Sylvia, your arguments show that you know something about CPLDs.

Here's my argument: 200 MHz allows 5ns. That's three levels of on-chip logic in Virtex. Using all four LCs and local CLB routing allows, for example, an address decode of 13 address bits in 2.5ns. Take four of those and add a single LUT-4 in a fifth CLB and you pay +1 ns for routing, +1 ns for the LUT but you now have 52 (4 x 13) address bits in 5ns. That beats CPLDs. No, I'm not counting I/O pad delays - this is all on-chip. In the real world, you may have to get on the chip, do your decode and get back off in <5 ns. That limits you to only the smallest of CPLDs. If it's get on chip, do your decode and register the result then get off-chip, you still are limited to smaller CPLDs but Virtex can meet this (doing it now on a critical path for 64 bit 66MHz PCI). Remember, CPLDs get slower as they get bigger (not true with FPGAs - maybe 10K we'll see about 20K). Show me a big (>200 cell) CPLD without limited routing (Cypress 39000 has limited routing - looks like an FPGA with big CPLD CLBs instead of X/A LUT4 CLBs) that can do a wide function at 200MHz...

Also, all CPLDs are limited in speed first by their block fan-in (<20 for Lattice, Vantis, 36 for Altera, Cypress, 54 for Xilinx), and second by the number of dedicated PTerms per macrocell (Cypress is best here at 16, Lattice at 4, Altera, Xilinx at 5, Vantis at 4 I think). There are various schemes for increasing product terms used by a macrocell (parallel expander, shared expander, etc.) but all incur a timing penalty.

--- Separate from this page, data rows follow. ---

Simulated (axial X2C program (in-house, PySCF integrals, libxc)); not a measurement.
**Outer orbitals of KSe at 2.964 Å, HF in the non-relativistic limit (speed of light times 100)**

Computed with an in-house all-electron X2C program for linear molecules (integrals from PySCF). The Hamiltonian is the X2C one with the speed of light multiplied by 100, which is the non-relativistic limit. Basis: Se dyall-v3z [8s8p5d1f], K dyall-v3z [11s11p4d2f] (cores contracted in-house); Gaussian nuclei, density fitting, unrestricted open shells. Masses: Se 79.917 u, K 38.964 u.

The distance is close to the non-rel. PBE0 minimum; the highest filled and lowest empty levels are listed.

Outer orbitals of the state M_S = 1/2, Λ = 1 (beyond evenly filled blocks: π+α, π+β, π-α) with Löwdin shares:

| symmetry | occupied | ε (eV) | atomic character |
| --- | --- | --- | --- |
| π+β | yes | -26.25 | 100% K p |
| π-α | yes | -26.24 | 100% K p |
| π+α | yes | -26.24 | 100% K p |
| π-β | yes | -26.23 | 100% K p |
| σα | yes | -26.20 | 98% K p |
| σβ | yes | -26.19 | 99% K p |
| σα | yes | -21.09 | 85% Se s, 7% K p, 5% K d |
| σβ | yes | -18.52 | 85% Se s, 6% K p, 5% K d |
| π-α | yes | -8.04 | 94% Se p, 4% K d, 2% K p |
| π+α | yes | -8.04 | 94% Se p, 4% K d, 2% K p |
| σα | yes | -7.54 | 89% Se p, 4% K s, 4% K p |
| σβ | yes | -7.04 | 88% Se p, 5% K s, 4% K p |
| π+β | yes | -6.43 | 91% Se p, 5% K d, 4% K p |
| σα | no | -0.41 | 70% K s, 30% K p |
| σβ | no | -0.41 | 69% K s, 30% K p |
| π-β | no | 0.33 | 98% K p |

Your fundamental argument is that LUTs cannot handle wide functions well and must be cascaded. True, but Virtex allows you to do just that at blinding speeds - my argument. How do you define "Logic efficiency?" Compare prices - FPGAs give you far more logic per dollar than CPLDs. It's almost universally true that if you can do the same function in either an FPGA or a CPLD, the FPGA function will cost less (given that an equal price FPGA and CPLD is available).

P.S. You wouldn't be Ed using your wife's account would you?